Carl Pei Is Tired of Your Chipset Obsession — And Honestly, Same
The Nothing CEO calls out the tech world's obsession with specs - and he's not wrong. It's time we stopped judging phones by numbers alone. In a recent Nothing TV episode, Carl Pei finally said out loud what many in the industry have been quietly thinking:
"Why don't you have this engine or that engine? Like what's up with the smartphone industry? My patience is running pretty thin on this topic."

That's the CEO of a smartphone company, openly frustrated at the way tech conversations have become reduced to spec-sheet comparisons. And honestly, he's got a point.
When a car is launched, you don't only ask about the engine. You care about the experience - how it drives, how it feels, how it fits your life. But on smartphones? We're still stuck arguing over processors, megapixels, and RAM counts like it's 2015.

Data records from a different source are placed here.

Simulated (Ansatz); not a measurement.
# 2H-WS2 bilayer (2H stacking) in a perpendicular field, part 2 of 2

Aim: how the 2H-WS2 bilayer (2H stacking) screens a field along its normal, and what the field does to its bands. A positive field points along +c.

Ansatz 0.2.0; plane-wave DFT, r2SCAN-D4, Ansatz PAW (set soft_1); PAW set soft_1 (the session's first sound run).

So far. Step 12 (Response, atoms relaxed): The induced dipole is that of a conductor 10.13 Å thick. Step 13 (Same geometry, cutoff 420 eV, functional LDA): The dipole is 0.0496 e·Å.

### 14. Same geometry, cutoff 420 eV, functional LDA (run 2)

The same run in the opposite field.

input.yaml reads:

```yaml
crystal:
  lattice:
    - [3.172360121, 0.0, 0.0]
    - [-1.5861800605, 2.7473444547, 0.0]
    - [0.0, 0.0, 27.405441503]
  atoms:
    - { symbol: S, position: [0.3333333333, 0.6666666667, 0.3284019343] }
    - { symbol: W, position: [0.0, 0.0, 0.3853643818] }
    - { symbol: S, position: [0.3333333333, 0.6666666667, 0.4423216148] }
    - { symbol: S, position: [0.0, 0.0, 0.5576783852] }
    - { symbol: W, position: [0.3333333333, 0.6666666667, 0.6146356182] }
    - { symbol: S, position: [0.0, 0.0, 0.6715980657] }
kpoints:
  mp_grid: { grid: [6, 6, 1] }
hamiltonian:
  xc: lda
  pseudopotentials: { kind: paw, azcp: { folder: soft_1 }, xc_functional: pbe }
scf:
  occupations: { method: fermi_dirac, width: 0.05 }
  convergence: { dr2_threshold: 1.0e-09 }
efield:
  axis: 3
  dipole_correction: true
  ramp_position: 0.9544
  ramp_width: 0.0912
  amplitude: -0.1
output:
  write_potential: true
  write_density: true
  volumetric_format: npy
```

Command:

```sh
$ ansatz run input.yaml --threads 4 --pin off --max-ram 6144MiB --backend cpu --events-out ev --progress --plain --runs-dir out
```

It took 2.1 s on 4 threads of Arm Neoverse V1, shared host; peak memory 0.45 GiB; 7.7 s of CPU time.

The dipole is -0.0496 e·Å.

Big numbers don't always mean better phones
There's a deeper cultural problem here, and it's not just about chipsets.
Too often, people assume:
- Higher megapixels mean better photos
- More RAM means better multitasking
- Bigger battery (mAh) means longer battery life
But these are half-truths at best. More megapixels without proper tuning can actually ruin photos. More RAM means nothing if the software isn't optimized. And a 5000mAh battery can still die quickly if your chipset and display aren't efficient.
If you need proof, just look at Apple.
iPhones have consistently delivered top-tier performance, camera quality, and battery life without ever chasing numbers. Fewer megapixels, less RAM, smaller batteries - yet better real-world experience. Because Apple focuses on integration and optimization, not just raw specs.
Carl Pei and Nothing are trying to follow a similar path. With Phone (3), they've chosen a powerful chip - the Snapdragon 8s Gen 4- but not because it looks good on a presentation slide. It's there to power a better overall product.
A better product over a louder spec sheet
"Some companies spike one feature - like the processor or camera - and ship a mid phone around it. That's not the kind of company I'd want to work for." That's Carl again, cutting through the noise.
At a time when most brands are still chasing spec-driven headlines, Nothing is trying to build phones that feel better instead of just look better on paper.
And it's not just about raw performance. It's about display tuning, haptics, thermal management, battery life in real use, and how the UI behaves when you're juggling real apps - not just benchmark tools.
Because let's be real, no one buys a phone to stare at Geekbench scores.
The Phone (3) approach: balance, not bravado
With the upcoming Phone (3), Carl says everything has improved: materials, cameras, performance, display, software - and yes, the chipset. But most importantly, the phone is being built around user behavior, not checklist specs.
Features like Essential Space - which 20 percent of users are already using weekly - show that Nothing is trying to nudge users toward creativity and convenience, not just more scrolling and swiping.
And if you're wondering why it took two years to launch Phone (3), Carl puts it plainly: good products take time. In a market where innovation is slowing, rushing a new flagship every 12 months makes less and less sense.
What this means for Indian tech buyers
This isn't just a Carl Pei rant. It's a much-needed reset for the way we evaluate smartphones - especially in India, where brands are quick to market gimmicks, and buyers often fall for spec-sheet superiority.
If you've ever bought a phone just because it had a 108MP camera or 6000mAh battery and still felt underwhelmed, you know what this is about.
What we need more of are products that feel well-rounded. Balanced design, smooth UI, practical battery life, and consistent performance day after day.
"If you want just processor, there are other brands. If you want just camera, same. But if you want a phone that gets everything mostly right - maybe Phone (3) is for you."
That's Carl again. And whether or not Phone (3) delivers on that promise, the message behind it matters more than the hardware.
Carl Pei and the team at Nothing seem to be choosing the other path - not because it sells better on launch day, but because it actually respects the user. Well, that remains to be seen.
And if the Phone (3) delivers what they're hinting at, it could end up being the most important phone of the year. Not because it has the best chip. But because it understands the assignment.